Why Emotions Feel Harder Before They Get Easier (And How to Start Processing Them)
Working with your emotions can feel intimidating, especially if no one ever showed you how to do it. It’s not something we’re simply born knowing how to do, it’s something we learn over time. Ideally, emotional processing is modelled and supported in childhood, but for many millennials and Gen Z, that wasn’t always the case.
So it makes sense that this can feel unfamiliar, or even overwhelming at times. Let’s get into what it actually means to work with your emotions, and why it can feel especially difficult in the beginning.
What does “working with your emotions” even mean?
There are general steps you can follow, but the way you move through emotions will always be personal. It depends on your history, your current environment, and what you’re feeling in that moment. Still, there are a few core parts of emotional regulation that can help guide you.
Recognizing the emotion
Sometimes emotions don’t show up neatly. You might feel overwhelmed, flooded, or unsure of what’s even happening internally. Naming your emotions can feel like too much, especially when multiple feelings show up at once. That’s normal.

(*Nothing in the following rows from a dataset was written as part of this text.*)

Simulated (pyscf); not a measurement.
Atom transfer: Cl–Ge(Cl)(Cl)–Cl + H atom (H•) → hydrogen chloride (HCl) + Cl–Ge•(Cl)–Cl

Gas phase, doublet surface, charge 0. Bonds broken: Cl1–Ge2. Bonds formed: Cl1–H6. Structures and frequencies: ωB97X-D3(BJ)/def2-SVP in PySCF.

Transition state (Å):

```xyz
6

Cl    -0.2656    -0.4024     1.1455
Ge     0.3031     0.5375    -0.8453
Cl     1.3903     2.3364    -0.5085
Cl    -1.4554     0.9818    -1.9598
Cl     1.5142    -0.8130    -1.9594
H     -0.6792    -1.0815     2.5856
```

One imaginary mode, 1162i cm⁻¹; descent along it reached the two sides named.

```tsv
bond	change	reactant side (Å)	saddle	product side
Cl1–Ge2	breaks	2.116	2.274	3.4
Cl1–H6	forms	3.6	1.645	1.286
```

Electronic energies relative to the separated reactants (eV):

In those moments, it can help to pause and gently ask yourself: what might I be feeling right now? Using a simple tool like a Feelings Wheel can make this easier. You don’t need to get it exactly right. Even landing on a few emotions that feel close is enough. This step alone starts building emotional awareness, which is a foundational part of self-regulation.
Feeling the emotion
You’ve probably heard “just feel your feelings,” but no one really explains how to do that.
This is where tuning into your body becomes important. One helpful approach is a Body Scan, a mindfulness-based practice that brings attention to physical sensations. Here’s a simple way to try it:
Get comfortable, either sitting or lying down
Take a few slow, steady breaths
Bring your attention to one area of your body at a time, starting from your head or your feet
Notice any sensations, like tightness, warmth, heaviness, or tingling
If you find tension, breathe into that space and allow it to soften if it can
This kind of practice is part of somatic processing, which simply means working with the body to process emotions.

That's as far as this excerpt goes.